You're reading: Shell buys into Ukrainian filling station network

The joint venture between Shell and Moscow-based Alliance Group entails the Shell brand appearing on some 150 filling stations throughout Ukraine.

Royal Dutch Shell is extending its presence in Ukraine through an agreement to create a joint venture with a Russian oil company that will give the country its first Western-brand filling stations.

The joint venture between Shell and Moscow-based Alliance Group, which controls a major Ukrainian oil refinery, entails the international Shell brand appearing on some 150 filling stations throughout Ukraine.

Shell and Alliance announced the deal in Kyiv on March 29, nine months after they had inked a trademark licensing agreement that launched the pilot branding of around a half-dozen Alliance filling stations.

It was also only last year that Shell inked the first major hydrocarbon exploration and production agreement in a leading Western energy major, giving the multinational an interest in eight promising oil and gas fields.

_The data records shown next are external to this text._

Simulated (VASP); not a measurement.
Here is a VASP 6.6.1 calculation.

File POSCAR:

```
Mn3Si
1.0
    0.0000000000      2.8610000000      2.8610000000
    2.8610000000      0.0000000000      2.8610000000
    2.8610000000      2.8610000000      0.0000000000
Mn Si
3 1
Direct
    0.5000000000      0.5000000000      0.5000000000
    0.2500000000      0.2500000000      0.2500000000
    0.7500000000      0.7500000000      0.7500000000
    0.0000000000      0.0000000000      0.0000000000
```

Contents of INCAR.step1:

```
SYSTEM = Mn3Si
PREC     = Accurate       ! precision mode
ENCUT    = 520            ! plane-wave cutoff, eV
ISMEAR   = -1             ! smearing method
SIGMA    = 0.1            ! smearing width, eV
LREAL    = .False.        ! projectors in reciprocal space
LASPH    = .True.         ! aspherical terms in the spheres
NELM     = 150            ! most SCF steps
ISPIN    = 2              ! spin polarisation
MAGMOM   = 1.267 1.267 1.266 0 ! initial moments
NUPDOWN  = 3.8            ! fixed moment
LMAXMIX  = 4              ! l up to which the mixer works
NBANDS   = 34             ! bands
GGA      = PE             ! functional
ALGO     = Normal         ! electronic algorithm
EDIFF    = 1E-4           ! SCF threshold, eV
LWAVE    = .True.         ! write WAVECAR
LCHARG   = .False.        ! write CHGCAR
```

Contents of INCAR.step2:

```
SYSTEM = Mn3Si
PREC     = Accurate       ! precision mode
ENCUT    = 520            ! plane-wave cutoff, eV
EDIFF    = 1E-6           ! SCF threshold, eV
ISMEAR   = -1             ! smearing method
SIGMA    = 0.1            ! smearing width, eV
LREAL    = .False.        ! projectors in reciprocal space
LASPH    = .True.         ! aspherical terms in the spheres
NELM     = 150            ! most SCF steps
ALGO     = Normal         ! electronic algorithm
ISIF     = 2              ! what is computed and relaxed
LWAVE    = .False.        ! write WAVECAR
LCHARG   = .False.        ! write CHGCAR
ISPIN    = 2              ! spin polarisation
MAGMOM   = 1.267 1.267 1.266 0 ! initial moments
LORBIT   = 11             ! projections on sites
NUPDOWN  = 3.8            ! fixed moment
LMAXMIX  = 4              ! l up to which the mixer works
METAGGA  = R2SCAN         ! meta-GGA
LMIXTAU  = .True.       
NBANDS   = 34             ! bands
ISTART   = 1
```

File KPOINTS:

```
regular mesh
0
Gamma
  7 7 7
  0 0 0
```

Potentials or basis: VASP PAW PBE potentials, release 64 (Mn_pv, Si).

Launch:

Now Shell is well-placed to make a bid for Alliance’s oil refinery in Kherson Region, putting it on par with the Russian oil companies that dominate in Ukraine.

The joint venture, which is to be finalized in the next couple of months, will yield Shell a 51 percent stake in Alliance’s gasoline filling station network in Ukraine. The Moscow-based energy group will retain a 49 percent stake. The value of the deal was not announced.

“With this joint venture, we are delivering our strategy to invest in growing markets,” said Rob Routs, executive director of Shell’s downstream business.

This gasoline station located on the highway from Kyiv to Boryspil International Airport was rebranded under the Shell name last year as part of a pilot program between the leading Western energy company and Russia’s Alliance Group. Their partnership has been expanded in a deal yielding Shell a 51 percent interest in 150 gas stations. (Konstantin Klimenko)

“Ukraine’s large population, projected GDP and its strategic location in Eastern Europe make it attractive and an important part of our future retail business in Europe. We welcome the opportunity to work with a company such as Alliance, a respected organization with expertise in Ukraine, and look forward to developing our cooperation.”

Attaining a stake in Ukraine’s promising gasoline-filling station business is a small but important step for Shell. The JV will control about 3 percent of Ukraine’s downstream petroleum market in the near term. Expansion plans should help capture an additional 10 percent of the market within several years, Shell and Alliance officials said.

“I am confident that our joint venture will be beneficial for both parties and will make an important contribution to development in the economic and social spheres in Ukraine,” said Musa Bazhaev, the Chechen president of Alliance Group.

Alliance, which is expected to transfer its share in the joint venture to a Cyprus-based company, has announced plans to issue an IPO this year.

Its joint venture with Shell will give Alliance better financing and marketing for its filling stations and possibly an exit strategy from the market, as more Western players move in.

Ukraine’s energy market has been dominated by Russian and domestic business groups since independence, but the arrival of a pro-Western leadership after the Orange Revolution of 2004 opened the door to Western energy giants.

Last year, Ukraine granted an exploration and production license for a deep-water field in the Black Sea off the coast of the Crimean peninsula to Texas-based Vanco Energy. Vanco and the Ukrainian government are currently finalizing the details of a production-sharing agreement for this potentially large hydrocarbon field.

British Petroleum has a share in Ukraine’s petroleum market through its interest in Russian-British TNK-BP, which supplies a franchise of 1,000 petrol filling stations in Ukraine operating under the TNK brand.

According to Ukrainian Petroleum Consultants (UPECO), in all, Ukraine boasts about 6,000 filling stations, run by such companies as Russian Lukoil, Ukrnafta, WOG, Alfa-Nafta and OKKO, in addition to TNK-BP and Alliance.

Shell opened an office in Ukraine in 1992. The global group of energy and petrochemical companies operates 46,000 Shell service stations in more than 90 countries, reporting income of almost $5.3 million in the last quarter of 2006.